It is possible that longtime first baseman Brandon Belt has played his last game in an SF Giants uniform. After handling the position for 12 seasons, the Giants might need to look for a new first baseman for next year but what if next year's first baseman is already on the roster? Joc Pederson could fill that role next year as the Giants have already expressed interest in retaining the nine-year veteran.
Could the SF Giants first baseman for 2023 already be on the roster?
Let's take a step back. The Giants already have several first basemen on the roster for next season. Wilmer Flores is under contract after signing a two-year, $13 million extension with a mutual option for a third season.
The Giants will have a decision to make on J.D. Davis and LaMonte Wade Jr. as well as both are under team control for 2023. That said, it is not a given that either player returns as both are due raises through arbitration.

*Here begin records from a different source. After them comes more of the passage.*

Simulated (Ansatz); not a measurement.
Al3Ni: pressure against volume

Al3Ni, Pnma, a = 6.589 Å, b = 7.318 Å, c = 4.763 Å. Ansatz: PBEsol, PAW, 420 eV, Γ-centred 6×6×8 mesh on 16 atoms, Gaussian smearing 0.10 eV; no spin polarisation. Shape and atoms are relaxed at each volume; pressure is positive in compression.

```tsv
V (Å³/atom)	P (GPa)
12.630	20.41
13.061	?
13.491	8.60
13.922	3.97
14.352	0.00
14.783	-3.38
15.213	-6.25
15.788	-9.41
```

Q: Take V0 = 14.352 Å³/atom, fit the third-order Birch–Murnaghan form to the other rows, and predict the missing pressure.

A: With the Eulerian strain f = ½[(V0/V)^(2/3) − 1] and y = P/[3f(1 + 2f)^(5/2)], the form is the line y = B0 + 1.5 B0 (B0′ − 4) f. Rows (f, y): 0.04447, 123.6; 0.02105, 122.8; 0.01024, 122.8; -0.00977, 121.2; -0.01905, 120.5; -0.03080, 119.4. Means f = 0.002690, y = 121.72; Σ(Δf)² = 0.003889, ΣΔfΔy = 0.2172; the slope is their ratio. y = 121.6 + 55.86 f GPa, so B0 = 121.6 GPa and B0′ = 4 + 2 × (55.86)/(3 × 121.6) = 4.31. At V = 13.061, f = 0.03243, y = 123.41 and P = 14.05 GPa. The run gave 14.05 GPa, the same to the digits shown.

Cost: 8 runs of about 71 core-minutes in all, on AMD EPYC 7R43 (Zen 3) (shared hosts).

Flores can certainly handle first base, but the Giants like his ability to play second base and third base as well. I would not expect him to be tied primarily to one position, which leads us to Pederson.
The Giants' defense has been one of the worst in baseball in 2022, and that is especially true in the outfield. Giants outfielders have combined to be worth -40 Defensive Runs Saved (DRS) and -23 Outs Above Average (OAA), which ranks as last in both metrics. In terms of DRS, no team is even close to the Giants.
They have had a lot of issues in the outfield and that extends beyond just one player. With that being said, Pederson has been worth -12 DRS and -9 OAA in the outfield in 2022, which is one of the worst marks among major league outfielders in both DRS and OAA.
This is a trend that extends beyond just one season and outfield defense does not tend to get better with age. The left-handed bat will be entering his age-31 season next year, and it is time to consider a position change.
The nine-year veteran has experience at first base. He has played a total of 150 innings in the majors at first base, and the metrics are not favorable but can he improve with repetitions?
If the Giants are going to bring him back next year, that is a question that they need to find out. Moving him out of left field should improve the outfield defense considerably even if the replacement is an average defender.
Plus, it bears mentioning that not every player can produce enough with the bat to stick at first base. It requires an above-average bat and that has typically been the case for Pederson. This season has been no different as he has registered a .266/.342/.501 line (135 wRC+) with 22 home runs, 66 RBI, and 50 runs in 404 plate appearances.
This includes an 8.9 percent walk rate against a 23.8 percent strikeout rate. The power-hitting outfielder has eclipsed the 20-home run mark for the fifth time in his career. There is no denying that he can hit.
But, is he an outfielder at this stage of his career? The defensive metrics would say that is emphatically not the case. If the Giants bring him back next season, they will need to get creative with how they use him.
Designated hitter is one option, but he could see a lot of at-bats as a platoon hitter against right-handed pitching at first base next year as well.